Waiting and watching also encourages seeing that for which we can be grateful.  Paul gives thanks to God for what he hears about the Ephesian Jesus community.  Meister Eckhart once wrote, “If the only prayer you ever said in your whole life was ‘thank you,’ that would be sufficient” (Brian MacLaren, Naked Spirituality, 49).

I have said that prayer many times, but I also struggle sometimes with the way gratitude is encouraged.  Have an attitude of gratitude – but sometimes the advocates have most everything going for them.  Sometimes they seem oblivious to the pain, hurt and trauma that can be part of being human, or oblivious to the injustice, terror, and harm happening in our world.  Sometimes gratitude seems shallow, at least that’s how it comes across.  Sometimes joy seems no deeper than the redness of the lips a smile seems pasted upon.

Here’s where I appreciate someone like Anne Lamott.  It is easy to thank God for life when things are going well.  But life is much bigger than we give it credit for, and much of the time it’s harder than we would like.  It’s a package deal, though. Sometimes our mouths sag open with exhaustion, and our souls and minds do, too, with defeat, and that saggy opening is what we needed all along.  Any opening leads to the chance of flow, which sometimes is the best we can hope for, and a minor miracle at that, open and fascinated instead of tense and scared and shut down.  Thank you God. (Help Thanks Wow, 44-45).  Now here is someone I trust when she talks about gratitude.  There is thanks caked with dirt, joy caked with mud.  Here one acknowledges pain, hurt, trauma, terror, injustice, destructions, and acknowledges that we will feel that and it’s ok, and yet leaves room for joy and gratitude – even if it is sometimes only the possibility of joy.

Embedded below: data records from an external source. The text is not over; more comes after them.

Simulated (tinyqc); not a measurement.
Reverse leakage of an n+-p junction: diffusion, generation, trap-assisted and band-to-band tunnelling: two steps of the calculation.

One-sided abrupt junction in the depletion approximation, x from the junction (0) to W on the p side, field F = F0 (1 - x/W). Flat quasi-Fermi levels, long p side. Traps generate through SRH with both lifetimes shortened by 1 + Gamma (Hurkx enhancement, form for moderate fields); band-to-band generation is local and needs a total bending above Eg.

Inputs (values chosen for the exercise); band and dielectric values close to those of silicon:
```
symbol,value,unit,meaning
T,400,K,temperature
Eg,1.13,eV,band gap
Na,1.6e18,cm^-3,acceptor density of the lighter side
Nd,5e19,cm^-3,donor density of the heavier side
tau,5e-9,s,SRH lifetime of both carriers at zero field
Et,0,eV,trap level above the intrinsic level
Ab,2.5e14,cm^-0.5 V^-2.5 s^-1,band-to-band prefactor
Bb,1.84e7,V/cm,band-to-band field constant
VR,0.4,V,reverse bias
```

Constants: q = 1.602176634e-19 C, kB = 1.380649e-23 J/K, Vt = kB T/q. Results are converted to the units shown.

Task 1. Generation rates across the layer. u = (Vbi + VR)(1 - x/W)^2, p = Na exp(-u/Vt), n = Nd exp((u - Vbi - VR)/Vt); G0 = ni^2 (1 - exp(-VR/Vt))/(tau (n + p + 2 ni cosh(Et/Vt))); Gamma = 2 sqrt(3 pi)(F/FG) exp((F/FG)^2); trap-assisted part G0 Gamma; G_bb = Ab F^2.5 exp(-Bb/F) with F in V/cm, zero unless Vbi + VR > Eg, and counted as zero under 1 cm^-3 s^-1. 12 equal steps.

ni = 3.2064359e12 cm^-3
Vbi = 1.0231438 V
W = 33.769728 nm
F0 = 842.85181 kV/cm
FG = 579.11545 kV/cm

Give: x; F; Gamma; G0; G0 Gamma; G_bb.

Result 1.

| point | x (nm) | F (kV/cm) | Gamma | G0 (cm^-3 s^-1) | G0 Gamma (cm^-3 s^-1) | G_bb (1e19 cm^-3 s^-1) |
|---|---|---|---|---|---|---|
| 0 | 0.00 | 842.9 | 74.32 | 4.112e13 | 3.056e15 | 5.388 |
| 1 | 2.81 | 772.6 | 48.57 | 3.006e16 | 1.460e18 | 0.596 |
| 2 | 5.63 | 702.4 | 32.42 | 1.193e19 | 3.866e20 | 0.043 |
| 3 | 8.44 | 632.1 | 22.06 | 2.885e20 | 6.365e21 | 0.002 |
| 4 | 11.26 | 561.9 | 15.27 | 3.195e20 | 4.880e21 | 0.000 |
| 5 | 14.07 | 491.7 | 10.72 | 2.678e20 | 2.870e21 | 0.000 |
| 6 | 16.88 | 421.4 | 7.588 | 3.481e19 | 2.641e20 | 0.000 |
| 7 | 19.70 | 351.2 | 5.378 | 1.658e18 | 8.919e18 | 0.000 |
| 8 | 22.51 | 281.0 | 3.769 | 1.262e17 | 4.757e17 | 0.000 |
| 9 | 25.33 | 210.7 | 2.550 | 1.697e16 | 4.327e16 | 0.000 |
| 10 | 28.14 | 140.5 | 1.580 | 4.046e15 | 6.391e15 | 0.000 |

There is a rhythm to a healthy Jesus spirituality – work and rest, action and reflection, moving along and watching the river flow.  It takes wisdom to get the rhythm right for our lives and for our life together.  Digging deeply, this rhythm is one deeply rooted in grace.  We can watch the river flow sometimes because we trust deeply in the goodness of God.  When we act, we act out of a sense that we are joining in God’s work of justice, beauty, reconciliation, peace and love.

And that rhythm to our spiritual lives, we will get it wrong sometimes.  I get it wrong sometimes.  Here, too is grace.  I will get it wrong, but it will never be my last chance.

I wish us all wisdom, enlightened hearts, and times to watch the river flow – all rooted in the grace of God in Jesus.  Amen.